I Need Help

#1
All,

I am struggling with Statistics in all areas. I'm great with numbers, however, I'm lost with this. Can someone help? Here are the following questions on estimates and samples,confidence intervals and critical value:

1.
The confidence interval: 5.06 < sigma2 < 23.33 is for the population variance based on the following sample statistics:

n = 25, x-bar = 41.2, and s = 3.1

What is the degree of confidence? Use only integers, no % sign and no decimal places.

2. Find the margin of error. 95% confidence interval; n = 91 ; x-bar = 55,
s = 5.4

Round to the nearest two decimal places.

3. Find the critical value Chi squared R corresponding to a sample size of 3 and a confidence level of 95 percent.

Round to the nearest three decimal places.

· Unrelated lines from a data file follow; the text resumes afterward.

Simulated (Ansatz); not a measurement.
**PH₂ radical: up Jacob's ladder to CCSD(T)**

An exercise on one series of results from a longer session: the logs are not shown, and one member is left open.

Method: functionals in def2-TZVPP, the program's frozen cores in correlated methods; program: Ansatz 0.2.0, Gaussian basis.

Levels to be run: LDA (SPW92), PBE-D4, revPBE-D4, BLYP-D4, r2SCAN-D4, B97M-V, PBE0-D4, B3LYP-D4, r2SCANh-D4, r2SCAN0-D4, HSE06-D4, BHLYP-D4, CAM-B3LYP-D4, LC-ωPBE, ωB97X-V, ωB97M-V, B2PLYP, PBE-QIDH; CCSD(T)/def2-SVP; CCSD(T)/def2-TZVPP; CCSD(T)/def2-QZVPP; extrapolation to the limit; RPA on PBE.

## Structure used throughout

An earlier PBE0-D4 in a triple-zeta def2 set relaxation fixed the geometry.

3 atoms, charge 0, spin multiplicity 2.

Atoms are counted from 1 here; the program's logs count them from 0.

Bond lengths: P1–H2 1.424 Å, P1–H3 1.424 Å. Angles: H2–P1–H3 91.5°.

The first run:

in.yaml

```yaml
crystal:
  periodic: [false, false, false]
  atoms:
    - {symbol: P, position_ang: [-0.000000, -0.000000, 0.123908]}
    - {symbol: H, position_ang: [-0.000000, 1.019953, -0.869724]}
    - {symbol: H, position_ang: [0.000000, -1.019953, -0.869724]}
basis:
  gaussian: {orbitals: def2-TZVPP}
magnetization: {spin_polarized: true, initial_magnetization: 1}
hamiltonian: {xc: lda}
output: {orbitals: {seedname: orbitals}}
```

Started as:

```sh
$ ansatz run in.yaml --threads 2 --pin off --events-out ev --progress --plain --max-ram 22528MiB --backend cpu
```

4. Find the appropriate minimum sample size: You want to be 95% confident that the sample variance is within 40% of the population variance. Remember, sample size must be an integer.


Thanks,
 
#2
Hi,

Let's work with one problem at a time. For #1, how far did you get? Please show some work we'll be glad to help with specific questions.
 
#3
Quark,

Actually, I haven't gotten anywhere. I understand what confidence level is (1-a((lower case Greek alpha)) and the most common is 95%. However, all of the other stuff looks foreign. I've been lost since the beginning of the course (5 weeks). The only part I did pretty well was on Standard Deviation and that was week one. By week 2, I was lost. Especially with probabilities. I beleive I get a pretty good handle things at first and have been good with numbers, but for some reason, when I try and put the formulas to use, the numbers aren't correct. I think some times I use the wrong formula and other times, I feel like I've missed something from the prior week.

Anyway, on question 1, I'm sot sure what formula to use. According to question 1, 5.06<Sigma^2<23.33 and n=25, x-bar=41.2 s=31. So,

5.06<3.1^2<23.33 - right? I don't know what x-bar is. And where does n fit in? Please help, I feel so lost.
 
#4
1NAMILL,

x-bar is the sample mean, it,s redundant information for this problem. Since the CI for sigma^2 is given, and (n-1)sd^2/sigma^2 is distributed as chi square with (n-1) degrees of freedom. You can calculate the chi-square values from the confidence limits


3.1^2/chisq = 23.33

and you can find the corresponding confidence level from the chi square table with df=n-1=24
 
#5
ok. So, my question is. How do I find the confidence level with the information given. Is there a formula for this? What am I missing?
 
#6
You can find the chi square value from the table, and locate the corresponding column heading. If it's chis-quared(0.975), then your confidence level is 95%. chis-quared(0.975) indicates that the probability in each tail is 1-0.975=0.025, thus you have a 95% CI.
 
#7
Quark,

I understand.However, is the CI the same as the degree of confidence. For example, question 1's CI is 95% - so is that the same as the degree of confidence. Just wanted to know.